So that’s me–the little guy in the blue hoodie. Ok, to be more precise it was me nearly 40 years ago and, in a way, I guess that’s where this story begins–on my Dad’s back in Allegany State Park. I’ve looked at this picture countless times, its place prominent on the bookshelf in my home office, but the father and son in that photo hold more than just a memory. For a moment, it reminds me of everything that has happened since that day, of who I am, and of who I might have been without the influence of the man in the plaid shirt.
My Dad and I shared many things, but the most lasting was a love of wild places and the enjoyment of them in all its forms. From riding in that backpack as a baby, to camping, hiking, and canoeing as a boy and eventually an Eagle Scout, experiencing the natural world slowly became for me what I imagine going to church is for many people. And so as I grew older it only felt natural to spend increasingly larger chunks of time in the wilderness, much of it in solitude, though always with memories of my Dad close at hand.
By the time I was a college senior, years of making the Adirondacks, Green Mountains, and White Mountains my playground had me wanting for more time on the trail. So in 2002 I embarked on a thru-hike of the Long Trail with my good friend Ian, kicking off a succession of end-to-end hikes on some of the country’s most beloved trails over the next sixteen years–the Appalachian Trail (2004), the Wonderland Trail (2006, 2013, 2018), the John Muir Trail (2015), the Pacific Crest Trail (2016), and the Tahoe Rim Trail (2018).
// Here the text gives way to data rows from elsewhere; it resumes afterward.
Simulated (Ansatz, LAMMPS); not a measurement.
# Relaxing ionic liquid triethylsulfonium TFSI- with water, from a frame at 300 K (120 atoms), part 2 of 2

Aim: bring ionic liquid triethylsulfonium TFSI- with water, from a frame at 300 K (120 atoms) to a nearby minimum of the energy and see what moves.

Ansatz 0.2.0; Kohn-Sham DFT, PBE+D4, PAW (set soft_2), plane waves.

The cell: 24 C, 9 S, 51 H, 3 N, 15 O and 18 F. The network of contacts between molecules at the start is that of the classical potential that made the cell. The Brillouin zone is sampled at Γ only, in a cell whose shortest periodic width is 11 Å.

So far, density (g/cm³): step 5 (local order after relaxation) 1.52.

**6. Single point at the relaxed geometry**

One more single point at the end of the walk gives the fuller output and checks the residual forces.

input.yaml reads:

From the moment I stepped foot off of Mt. Katahdin at the end of the Appalachian Trail, I had already begun dreaming of hiking the Pacific Crest Trail and hopefully one day the Continental Divide Trail to complete “The Triple Crown.” Twelve years later, I found myself celebrating with my wife and friends at the northern terminus of the Pacific Crest Trail. I like to think that we’re best defined by the dreams we’re able to will into reality, and so in the spring of 2020 that Continental Divide Trail adventure will finally begin.
As my mind wanders into that future and pre-trail preparations kick into full swing, my thoughts often drift back to that man in the plaid shirt and the appreciation for wilderness he instilled in me. Although it’s been more than 10 years since he passed away, our shared connection to the natural world lives on as I carry his dreams along with my own. I often reflect on our common thread, a thread that continues to drive me to seek out new adventures and is best summarized like this:
“Mountains are altars where I strive to perfect myself physically and spiritually. In their presence I attempt to understand my life, to exorcise vanity, greed, and fear….I view my past, dream of the future, and with unusual acuteness I experience the present moment….On each journey I am reborn.” –Anatoli Boukreev
I now live in Seattle with my best friend and wife, Emily, who reminds me every day not only of who I am but of who I can grow to be. When I’m not dreaming of what trail to hike next, I’m working as an engineer with many of my longtime colleagues at IBM, endeavoring to solve technical challenges one puzzle at a time.